We are looking for a skilled and motivated Software Engineer to join our backend data infrastructure team. You will be at the core of data ecosystem, building and maintaining high-performance data services and pipelines that support both real-time and batch workloads. Your work will directly impact how data is accessed and leveraged across the company from live production environments to ML training pipelines. You will design and maintain systems that span hybrid infrastructure (on-prem and cloud), and ensure our data platform is fast, reliable, and scalable. We value engineers who are curious, open-minded, and excited to learn new technologies and practices as the landscape evolves.
As a Big Data Engineer, you will:
Design, implement, and maintain backend services for managing and processing large-scale data.
Build and operate production-grade data pipelines and infrastructure.
Develop utilities ,libraries and services to support high-throughput data retrieval and access patterns.
Ensure observability, stability, and performance of data services in hybrid (cloud/on-prem) environments.
Monitor and troubleshoot issues in live systems and continuously improve their robustness.
Work cross-functionally to ensure data is accessible, well-modeled, and easy to consume by other teams.
Requirements: Strong programming experience in at least one of the following: C++, Java, Rust, .NET, or Python.
Experience working with python data analytics libraries (such as numpy, pandas, polars).
Experience working on backend services or data-intensive applications.
Understanding of distributed systems, data pipelines, and production monitoring.
Experience in hybrid infrastructure environments (on-prem + cloud).

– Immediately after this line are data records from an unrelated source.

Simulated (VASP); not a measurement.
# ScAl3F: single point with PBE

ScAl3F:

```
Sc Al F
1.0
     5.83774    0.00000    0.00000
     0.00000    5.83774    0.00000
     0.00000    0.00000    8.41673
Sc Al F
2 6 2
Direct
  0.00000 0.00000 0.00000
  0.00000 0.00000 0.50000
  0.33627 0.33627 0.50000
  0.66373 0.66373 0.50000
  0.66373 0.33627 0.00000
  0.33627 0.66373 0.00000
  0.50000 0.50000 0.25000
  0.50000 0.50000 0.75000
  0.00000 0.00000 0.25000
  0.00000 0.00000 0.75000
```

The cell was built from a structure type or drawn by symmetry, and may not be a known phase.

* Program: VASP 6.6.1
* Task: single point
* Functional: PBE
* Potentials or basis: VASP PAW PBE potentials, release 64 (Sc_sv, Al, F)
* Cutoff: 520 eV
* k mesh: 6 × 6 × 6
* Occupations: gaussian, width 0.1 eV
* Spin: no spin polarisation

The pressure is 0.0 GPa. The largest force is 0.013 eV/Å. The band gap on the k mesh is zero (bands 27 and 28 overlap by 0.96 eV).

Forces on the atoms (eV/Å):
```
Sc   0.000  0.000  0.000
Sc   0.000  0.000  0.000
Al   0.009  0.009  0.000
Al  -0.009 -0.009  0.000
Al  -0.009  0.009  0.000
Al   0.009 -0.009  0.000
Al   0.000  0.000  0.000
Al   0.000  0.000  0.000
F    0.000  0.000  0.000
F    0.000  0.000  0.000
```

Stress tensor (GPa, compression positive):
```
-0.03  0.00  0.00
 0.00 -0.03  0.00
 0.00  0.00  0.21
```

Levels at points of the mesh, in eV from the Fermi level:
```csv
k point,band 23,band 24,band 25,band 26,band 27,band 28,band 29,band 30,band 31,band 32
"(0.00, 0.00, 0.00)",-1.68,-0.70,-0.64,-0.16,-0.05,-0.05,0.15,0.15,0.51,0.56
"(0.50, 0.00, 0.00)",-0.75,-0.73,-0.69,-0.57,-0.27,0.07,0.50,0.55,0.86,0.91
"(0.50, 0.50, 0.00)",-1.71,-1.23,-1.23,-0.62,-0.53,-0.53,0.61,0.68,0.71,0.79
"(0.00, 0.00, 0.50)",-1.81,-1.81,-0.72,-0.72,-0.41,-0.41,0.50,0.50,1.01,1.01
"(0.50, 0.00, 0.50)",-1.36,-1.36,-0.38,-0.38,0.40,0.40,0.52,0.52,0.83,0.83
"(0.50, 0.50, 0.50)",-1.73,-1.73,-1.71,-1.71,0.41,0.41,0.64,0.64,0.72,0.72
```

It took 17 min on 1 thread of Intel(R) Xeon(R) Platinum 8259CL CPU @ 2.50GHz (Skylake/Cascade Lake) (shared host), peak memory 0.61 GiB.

An open-minded technologist with a willingness to learn and adopt new technologies and best practices.
Nice to Have:
Familiarity with Apache Iceberg or other table/data format technologies (e.g., Delta Lake, Hudi, Parquet, ORC).
Familiarity with Streaming technologies Kafka, Flink.
Experience with orchestration tools like Airflow or Argo.
Exposure to analytics engines (e.g., Spark, DuckDB, Trino).
Knowledge of Kubernetes and containerized deployments.
Experience in MLOps or supporting machine learning pipelines.
This position is open to all candidates.